What is the camping like? Can you fit small campers or only tents? How many spots are available?


----------



## lmyers (Jun 10, 2008)

bgallant said:


> What is the camping like? Can you fit small campers or only tents? How many spots are available?


There is lots of camping off FS 550, and a fair portion of it will accomodate small campers. However, this is a popular area as it is close to the Colorado Trail, Buffalo Creek Mtn Bike Area, and Pine Valley Open Space. I don't know what Deepsouthpaddler has lined up for Baileyfest, but it is likely to be crowded.


----------



## deepsouthpaddler (Apr 14, 2004)

The camping is free dispersed camping spots along FS Rd 550. I checked out the camping this past friday and most of the spots are open friday early am. The spots allow for pulling cars over in small pullouts and have ample space for tent camping beyond the pullout. I think I could accomodate up to 50 tent campers in the spot I have selected as long as boaters don't mind pitching a tent sorta close to each other. If you really need to be further away there are a few options. You may be able to find a separate spot to pull a camper in, but the spot I have selected likely won't allow for that. If you can get there early friday AM, you could possibly get the site right next to the one I've got my sights on, and could park a camper in the pullout along the road. The pull out for the site can handle space for a few cars, and the rest will park along the road, which isn't a big deal since the site is right on the road anyway.

The free camping is open to all boaters who come to the fest. It doesn't have any bathrooms or water. I'll bring a groover for all to use, but please bring your own water, and some firewood would be nice. I think its a pretty nice spot, and you can't beat the price... FREE.

Also, as lmyers points out, its a popular location. Forest service folks say the sites generally fill up by noon on friday. I went up there early this friday to check it out, and there were only a few spots already taken, and the big group site that would work best was open, as were plenty others. I plan on getting up there early friday morning to set up camp, as there are still plenty of spots left at that time. If anyone else is thinking about camping and can come friday early, let me know, we can snag two adjacent spots and get a primo campsite. I think the camping will work well for bailey fest.

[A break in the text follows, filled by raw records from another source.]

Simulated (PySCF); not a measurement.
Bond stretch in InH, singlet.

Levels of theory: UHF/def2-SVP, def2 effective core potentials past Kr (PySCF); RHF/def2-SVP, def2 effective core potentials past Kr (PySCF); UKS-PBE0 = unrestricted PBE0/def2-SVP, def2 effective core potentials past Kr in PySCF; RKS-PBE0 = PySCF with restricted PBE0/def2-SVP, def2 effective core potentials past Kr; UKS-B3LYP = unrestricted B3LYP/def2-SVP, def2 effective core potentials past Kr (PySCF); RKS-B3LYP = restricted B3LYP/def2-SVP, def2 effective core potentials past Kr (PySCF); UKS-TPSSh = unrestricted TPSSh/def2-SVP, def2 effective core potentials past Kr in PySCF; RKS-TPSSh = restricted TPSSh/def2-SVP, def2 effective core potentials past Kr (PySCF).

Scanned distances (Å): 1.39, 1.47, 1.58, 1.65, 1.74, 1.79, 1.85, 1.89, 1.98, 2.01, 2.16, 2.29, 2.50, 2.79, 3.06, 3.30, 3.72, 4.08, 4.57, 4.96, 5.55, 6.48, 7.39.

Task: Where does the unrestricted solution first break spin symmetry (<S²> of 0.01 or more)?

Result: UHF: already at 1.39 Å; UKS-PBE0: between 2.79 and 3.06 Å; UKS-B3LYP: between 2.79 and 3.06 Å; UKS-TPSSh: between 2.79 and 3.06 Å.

Also, I think this is the best option for bailey fest that I have found. Its 15 mins from the takeout, its free, and it can accomodate a lot of campers. The pay campsites have limitations on how many vehicles and people you can have, effectively limiting group camping. There are a couple of group campsites that were already reserved. I have discussed camping on private land with some of the landowners in the area, but thats not likely to bear any fruit for another year or two...


----------



## bgallant (Jun 8, 2009)

Thanks, I am planning on bringing the family up and it looks like tent camping might be the easier route, just don't want to drive up and find out we cant find a spot!


----------



## Toni (Sep 18, 2006)

deepsouthpaddler said:


> I'll bring a groover for all to use


I'm guessing you might need some back up tanks  Let us know.


----------



## deepsouthpaddler (Apr 14, 2004)

Toni, backup tank(s) would help. I've got the standard eco-safe ammo can groover. If a lot of people show up, it will be full quick. 

If you are looking for the camp, I plan on having a broken creekboat there to mark "camp mankboat". Should be easy to find, even if its dark.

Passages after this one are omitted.